Retail these days is a curious industry. A generation ago, a collection of national department stores competed for the bulk of the business, and while fortunes shifted from year to year, it was comparatively simple to see which retailer was leading the pack.
Not so today, when many national chains have a diminished presence and discount chains such as Target (NYSE:TGT) and Wal-Mart (NYSE: WMT) dominate offline sales. And even though the majority of sales continue to take place in brick-and-mortar stores, online retailers from Amazon.com (NASDAQ: AMZN) all the way down to niche players represent a major force to be reckoned with.
In this increasingly fragmented environment, Target has consistently been recognized as one of the nation’s top retailers, and it’s steadily built its online presence. But however you measure it, Target has clearly stumbled in recent years as it abandoned a plan to expand into Canada and suffered a major security breach in which 40 million credit card numbers were stolen during the 2013 holiday season.

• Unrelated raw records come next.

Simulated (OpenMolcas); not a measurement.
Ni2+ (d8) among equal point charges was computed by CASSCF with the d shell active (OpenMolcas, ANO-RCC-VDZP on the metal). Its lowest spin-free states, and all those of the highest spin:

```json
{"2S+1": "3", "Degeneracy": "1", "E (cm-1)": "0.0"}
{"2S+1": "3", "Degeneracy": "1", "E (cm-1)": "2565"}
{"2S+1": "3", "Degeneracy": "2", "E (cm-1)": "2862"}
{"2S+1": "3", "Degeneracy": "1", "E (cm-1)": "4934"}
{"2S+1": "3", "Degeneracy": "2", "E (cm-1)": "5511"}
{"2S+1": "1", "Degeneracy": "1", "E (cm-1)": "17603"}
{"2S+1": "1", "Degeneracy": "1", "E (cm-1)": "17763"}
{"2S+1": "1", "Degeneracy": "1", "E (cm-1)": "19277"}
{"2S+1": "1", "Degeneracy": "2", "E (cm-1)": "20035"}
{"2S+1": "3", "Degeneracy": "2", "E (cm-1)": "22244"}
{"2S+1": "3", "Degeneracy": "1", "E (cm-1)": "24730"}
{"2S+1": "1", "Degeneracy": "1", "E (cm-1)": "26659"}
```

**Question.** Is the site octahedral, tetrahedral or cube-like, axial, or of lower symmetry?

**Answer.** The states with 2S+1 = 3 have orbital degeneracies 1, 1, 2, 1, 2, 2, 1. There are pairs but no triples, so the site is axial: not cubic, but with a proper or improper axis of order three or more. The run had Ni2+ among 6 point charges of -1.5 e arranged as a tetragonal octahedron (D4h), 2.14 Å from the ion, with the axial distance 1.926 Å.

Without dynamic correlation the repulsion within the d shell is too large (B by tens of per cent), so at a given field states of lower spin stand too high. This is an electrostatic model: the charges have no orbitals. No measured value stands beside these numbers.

Last week, Target showed that it’s resilient – and that its customers are forgiving. The discount chain reported growth in both first-quarter revenue and net income, and beat analyst forecasts on both fronts.
Now, if you look at just the top and bottom line numbers you’ll see a level of growth that might seem humdrum. Revenue rose to $17.1 billion from $16.7 billion, compared with a consensus analyst estimate of $17.08 billion. Net income rose to $1.10 per share, compared with 92 cents in the year-ago quarter and analyst forecasts for $1.03.
But between those two numbers, Target also showed that it’s successfully building an online presence while competing well against rival Wal-Mart. Target’s online sales grew by a stunning 40%. Its same-store sales were up 2.3%, compared to 1.1% growth for Wal-Mart’s same-store sales in the first quarter. And while Target showed strong earnings growth, Wal-Mart’s net income fell 7% in the first quarter to $3.34 billion.
And it’s not just the numbers that bode well for Target stock. You may have heard about Target’s limited edition Lilly Pulitzer promotion earlier this year that pretty much flew off the shelves (and almost crashed the retailer’s website) when shoppers raced to pick up the colorful apparel and accessories.
It’s this sort of promotion that can help retailers distinguish themselves and gain not only revenue, but recognition and respect. Target is planning future designer promotions, and if they go half as well as the Lilly Pulitzer event, they will reinforce Target’s standing as a top retail destination.
There may be no other retail chain that you can compare apples-to-apples to Target. But Target’s position as a major (but not massive) national chain with a strong online presence and superb merchandising puts it in a sweet spot with room to grow.
Last week Target boosted its guidance for full-year earnings per share to a range of $4.50 to $4.65 from a prior forecast of $4.45 to $4.65. As long as it can avoid another data breach, the future looks bright for Target stock.